Rollout Script: rollout.py (Optional Read)
==========================

The ``scripts/rollout.py`` script handles trajectory collection from web environments using a WebAgent.
It is the core data collection component of the RL pipeline.

Overview
--------

This script:

* Loads tasks from JSONL files and samples them for rollout
* Creates a WebAgent with vLLM inference backend
* Runs asynchronous trajectory collection via AsyncWebGym
* Saves trajectories incrementally with checkpoint callbacks
* Calculates and logs rollout metrics

The script is invoked by ``run.sh`` and uses Hydra for configuration.

Entry Point
-----------

.. code-block:: bash

   python scripts/rollout.py [hydra_overrides...]

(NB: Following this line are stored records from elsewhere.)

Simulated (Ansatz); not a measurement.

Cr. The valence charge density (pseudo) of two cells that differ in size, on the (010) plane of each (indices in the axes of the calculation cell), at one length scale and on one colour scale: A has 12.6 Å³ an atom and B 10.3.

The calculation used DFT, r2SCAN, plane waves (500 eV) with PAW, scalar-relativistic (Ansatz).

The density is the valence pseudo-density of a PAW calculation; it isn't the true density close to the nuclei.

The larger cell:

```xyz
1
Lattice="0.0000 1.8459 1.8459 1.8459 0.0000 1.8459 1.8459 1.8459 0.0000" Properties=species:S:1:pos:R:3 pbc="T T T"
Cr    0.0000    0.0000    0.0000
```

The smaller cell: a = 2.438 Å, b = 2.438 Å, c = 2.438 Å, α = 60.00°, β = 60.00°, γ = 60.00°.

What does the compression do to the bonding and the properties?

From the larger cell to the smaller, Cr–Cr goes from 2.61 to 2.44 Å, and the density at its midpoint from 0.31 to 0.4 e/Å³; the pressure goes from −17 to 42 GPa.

In practice, ``run.sh`` always overrides with ``--config-name rollout_train`` or ``--config-name rollout_test``:

.. code-block:: bash

   python scripts/rollout.py --config-name rollout_train save_path=/data/exp1 data_path=/data/shared
   python scripts/rollout.py --config-name rollout_test  save_path=/data/exp1 data_path=/data/shared

Key Components
--------------

**WebAgent Initialization:**

.. code-block:: python

   agent = WebAgent(
       policy_config=config.policy_config,
       context_config=config.context_config,
       model_config=model_config,
       save_path=config.save_path,
       vllm_server_url=vllm_server_url,
       openai_config=config.openai_config,
       ...
   )

**Task Sampling:**

* ``uniform``: Random uniform sampling
* ``ratio``: Ratio-based sampling
* Training tasks from blocked domains are filtered out; test tasks are not filtered

**Multi-Node Support:**

Resources are divided proportionally based on ``rank_load_weight``. Each node gets a slice of the server pool. Trajectory files are saved with rank suffixes (e.g., ``iteration5_rank_0.pt``).

.. code-block:: text

   Example: server_size=64, rank_weights="2,1,1" across 3 nodes
   Node 0 (weight 2): 32 instances, 50% of tasks
   Node 1 (weight 1): 16 instances, 25% of tasks
   Node 2 (weight 1): 16 instances, 25% of tasks

Metrics
-------

``calculate_rollout_metrics()`` computes: success_rate, avg_steps, avg_chars_per_response, goback_rate, crashed_rate, blocked_rate.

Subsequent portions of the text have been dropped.